Here at RichmondSavers.com we feel that physical health is an essential part of a balanced life, and with the crazy cost of health care in this country, it really is as important a financial issue as nearly anything else we deal with here.
In countless newspapers and magazines over the past few years I’ve seen the stat that you need to walk approximately 10,000 steps a day in order to improve your fitness to what’s considered a healthy level. That’s all well and good in theory, but I always wondered what 10,000 steps actually equated to in terms of miles and how many steps I was already taking in a normal day.
Instead of just continuing to ignore these articles, I went out and bought myself a Fitbit brand pedometer (click here to purchase at Amazon.com) to track my steps and the number of flights of stairs I climb each day. It was a little bit pricey at $99 (as of the writing of this article, it’s nearly 20% less than that now) as compared with some other models, but it got great reviews in Men’s Health and Time and I liked the functionality built-in, so I took the plunge in June 2012.
I just passed my one year Fitbit ownership anniversary and this little gadget really has changed my life. Over the first 365 days of owning it I’ve worn it every single day and I’ve averaged over 10,300 steps per day! I’ve lost nearly 10 pounds this past year, and I just feel like I have more energy and I’m definitely less sedentary during a regular day at the office when it’s so easy to just sit there for hours on end.
Looking back on my pre-Fitbit days, I estimate that I walked between 3,000 – 4,000 steps in an average day, so I’ve nearly tripled my walking just by owning this pedometer.
My stride equates to approximately 2,000 steps per mile, so I’m averaging over 5 miles a day, when I was previously averaging less than 2 miles a day. That’s 21 extra miles each week and about 1,100 miles more per year!

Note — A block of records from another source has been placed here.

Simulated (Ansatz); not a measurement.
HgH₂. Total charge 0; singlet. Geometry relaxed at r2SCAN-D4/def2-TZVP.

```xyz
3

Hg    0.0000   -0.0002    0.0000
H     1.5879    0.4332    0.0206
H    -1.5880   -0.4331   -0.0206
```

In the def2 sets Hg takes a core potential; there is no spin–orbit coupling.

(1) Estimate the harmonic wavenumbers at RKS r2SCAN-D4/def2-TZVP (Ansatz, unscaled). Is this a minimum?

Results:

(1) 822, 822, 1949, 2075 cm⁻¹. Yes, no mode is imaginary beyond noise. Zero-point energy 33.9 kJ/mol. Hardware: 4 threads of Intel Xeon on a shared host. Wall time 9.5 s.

What I’m doing to Walk 10,000 Steps a Day
- First and most importantly, I’m tracking my steps. The pedometer attached to my belt makes me constantly look down to check my progress and this spurs me on to take that extra walk if I’m having a “bad walking day”.
- I set benchmarks throughout the day so I know that, for instance, I should be at around 5,000 steps at 1pm. If I’m significantly behind that, I’ll take an extra long walk during lunch.
- This is almost a cliché, but I always park my car as far from the office door as possible. This throws the whole notion of “getting a good spot” on its head. Getting a ‘good spot’ close to the door gets you hundreds of fewer steps and promotes laziness. I easily walk 250 steps each way from my car to my desk.
- Something as simple as going to get a cup of coffee now gets me about 400 steps per cup. Instead of just standing there waiting for the coffee to brew, I take a few laps around my office. It would otherwise be wasted time standing, so why not get 400 steps closer to my goal?
- I take approximately three 10-minute walks throughout the day. I walk about 100 steps per minute, so that’s 3,000 steps right there. This equates to about 3 laps around my office building. If I’m behind for the day I’ll make my lunchtime walk 15-20 minutes and that puts me right back on track
- When I’m talking on the telephone at home, I make sure I’m constantly walking. I’ll often go outside and just do continuous loops around my yard. So a 15 minute conversation with a friend can easily get you another 1,500 steps.
- If I’m planning on watching a TV show on Netflix Streaming, I’ll stream it to a mobile device and watch while I’m walking. So this feels like leisurely TV time, but during a 40 minute show I’ll easily log 4,000 steps. That’s 2 miles while watching just one TV show!
These are just some of the many things I now do regularly to get my 10,000 steps in each day. It really has become a fun game and I like to see how many steps I can average in a given week or month. My best month was over 12,000 per day, which I was really pleased with!
Little changes like this can add up to big results over time; I was already fairly fit to begin with, but as I mentioned above, even this little change helped me drop nearly 10 pounds in one year. I highly suggest purchasing a pedometer and wearing it each and every day.